If you saw my post yesterday about the blue and white porcelain shards found near Gallows Bay, you saw a piece of 200-year-old history. On St. Croix, we have a specific name for these treasures: Chaney.
The “China-Money” Connection
The name Chaney is a unique Crucian “Creolism,” born from a mashup of the words “China” and “Money.” Back in the 19th and early 20th centuries, local children would find these colorful shards, grind the sharp edges down against stones until they were round and smooth, and use them as play money or tokens for games.

The Original “Tax Haven”
But why is the ground near the bay so full of fine porcelain? Long before St. Croix was known for modern finance, it was a hub for some very “creative” maritime accounting.
On the 1779 Danish maps, the area is labeled Galge Bugten (Gallows Bay). It was the “back door” to Christiansted. During the Danish colonial era, the Danish West India & Guinea Company kept a hawk-like eye on every ship entering the harbor. If a merchant ship arrived with a crate of fine Dutch or English porcelain that was slightly chipped or “damaged,” they didn’t want to pay the steep import taxes.
Their solution? The “Galge Bugten Drop.” Before they reached the official customs inspection at the Fort, sailors would heave the “spoiled” goods overboard into the shallow waters. They essentially treated the harbor as a duty-free discard bin.

Nature’s Glass Tumbler
For two centuries, the tides of the Caribbean have acted like a giant rock tumbler, smoothing the edges of these discarded plates and bowls. When the harbor was dredged decades ago, it unintentionally brought this “tax-evasion treasure” back to the surface, scattering it along the paths we walk today. Finding a piece of Blue Willow or Shell Edge pattern today isn’t just a lucky break; it’s a direct link to the sailors who were trying to stay one step ahead of the Danish tax man.
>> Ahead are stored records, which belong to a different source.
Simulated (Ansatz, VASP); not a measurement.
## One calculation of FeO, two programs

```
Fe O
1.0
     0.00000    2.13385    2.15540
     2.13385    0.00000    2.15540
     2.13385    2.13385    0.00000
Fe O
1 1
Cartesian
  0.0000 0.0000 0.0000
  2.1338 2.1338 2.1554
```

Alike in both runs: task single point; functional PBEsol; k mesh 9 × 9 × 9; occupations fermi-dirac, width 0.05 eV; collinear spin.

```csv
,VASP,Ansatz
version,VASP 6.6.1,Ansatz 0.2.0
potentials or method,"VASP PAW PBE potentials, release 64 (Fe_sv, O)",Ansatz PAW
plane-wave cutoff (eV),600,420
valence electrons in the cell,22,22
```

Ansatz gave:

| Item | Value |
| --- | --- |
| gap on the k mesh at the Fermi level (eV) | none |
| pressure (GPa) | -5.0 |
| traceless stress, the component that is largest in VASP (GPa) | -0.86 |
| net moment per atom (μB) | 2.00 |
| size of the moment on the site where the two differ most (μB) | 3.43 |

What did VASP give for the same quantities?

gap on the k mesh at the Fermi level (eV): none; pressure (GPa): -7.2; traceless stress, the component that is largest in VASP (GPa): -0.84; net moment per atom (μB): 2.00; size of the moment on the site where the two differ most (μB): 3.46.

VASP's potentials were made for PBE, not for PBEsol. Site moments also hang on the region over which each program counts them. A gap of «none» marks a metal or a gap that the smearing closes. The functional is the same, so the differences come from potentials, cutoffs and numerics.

The Elon Musk “Space Trash” Theory
You have to wonder if Elon Musk takes notes from these 18th-century sailors. While they were dumping porcelain to save a few rigsdalers, Elon is busy littering low-earth orbit with Starlink satellites.
Maybe in 200 years, someone will be walking a beach on Mars, pick up a jagged piece of a Falcon 9 booster, and wonder what kind of “tax dodge” the richest man on Earth was pulling back in 2026. Some things never change: whether it’s the 1700s or the Space Age, people are always looking for a way to leave their “shards” behind.